Positive 2024 For TM On Growth In Retail, Broadband Services: CGS-CIMB

CGS-CIMB reiterates its ADD call on Telekom Malaysia Bhd following a recent meeting with the group’s management at the research house’s Malaysia Corporate Day 2024.

In its Company Note today (Jan 9), the research house post meeting, it finds indications of positive revenue and earnings trend at TM in the group’s FY24.

“Growth in retail broadband and wholesale services coupled with lower tax rates are set to spur earnings in FY23F and FY24F.

“We estimate TM to deliver 10.4% and 12.3% pre-tax profit growth in FY23F and FY24F driven by 4.3% and 3.6% revenue growth respectively,” it said.

CGS-CIMB said it made the conclusion based on healthy demand for TM’s fixed mobile converged product that was launched in October 2023, limited downtrading for its fibre broadband products and better than management-expected outcomes from its wholesale broadband pricing negotiation.

Its ADD call on TM, are based on an unchanged enterprise value to earnings before interest, taxes, depreciation, and amortization ratio (EV/EBITDA)-based (5.6x FY25F) TP of RM7.30.

“At current valuations of 13.4x FY24F P/E and 4.5x FY24F EV/EBITDA, TM’s valuations look undemanding compared to both of its domestic and Asean peers.

“We see continued earnings delivery coupled with potentially higher dividends providing the key re-rating catalysts over the next 12 months,” it said.

It added TM’s management’s expects its capex to sales ratio to stay between 16 and 18% range for the foreseeable future, barring any large project-based investments.

In the research house’s view, one area that could drive capex higher would be investments in data centres.

“Our current estimates of capex to sales of 23%, 21%, 22% in FY23F, 24F, 25F are higher than management’s target range (of between 16 and 18%.
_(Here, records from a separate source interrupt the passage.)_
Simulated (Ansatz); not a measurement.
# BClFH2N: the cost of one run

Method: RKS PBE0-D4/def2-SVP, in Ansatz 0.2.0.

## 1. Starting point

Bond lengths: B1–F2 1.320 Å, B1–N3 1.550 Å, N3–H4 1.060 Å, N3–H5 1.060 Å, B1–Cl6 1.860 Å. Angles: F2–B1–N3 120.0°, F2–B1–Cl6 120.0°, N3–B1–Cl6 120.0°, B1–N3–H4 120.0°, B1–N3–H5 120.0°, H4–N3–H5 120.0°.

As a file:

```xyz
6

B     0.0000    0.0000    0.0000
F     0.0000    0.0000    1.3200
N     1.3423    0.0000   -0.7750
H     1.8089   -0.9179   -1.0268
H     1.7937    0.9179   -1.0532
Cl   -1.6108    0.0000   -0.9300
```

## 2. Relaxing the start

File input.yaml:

“Management clarified that such a project, should it materialise would be largely debt financed and should have no impact on TM’s dividend
policy of 40 to 60% of profit after tax and minority interest (PATAMI).

“At 0.9x net debt to EBITDA at end-Sep 2023, we believe that TM’s balance sheet is relatively under-geared and is ripe for the return of excess cash to shareholders,” it said.

The key downside risks of its call are increased regulatory intervention by the government in its social objectives and TM taking a leading role in a 5G wireless network.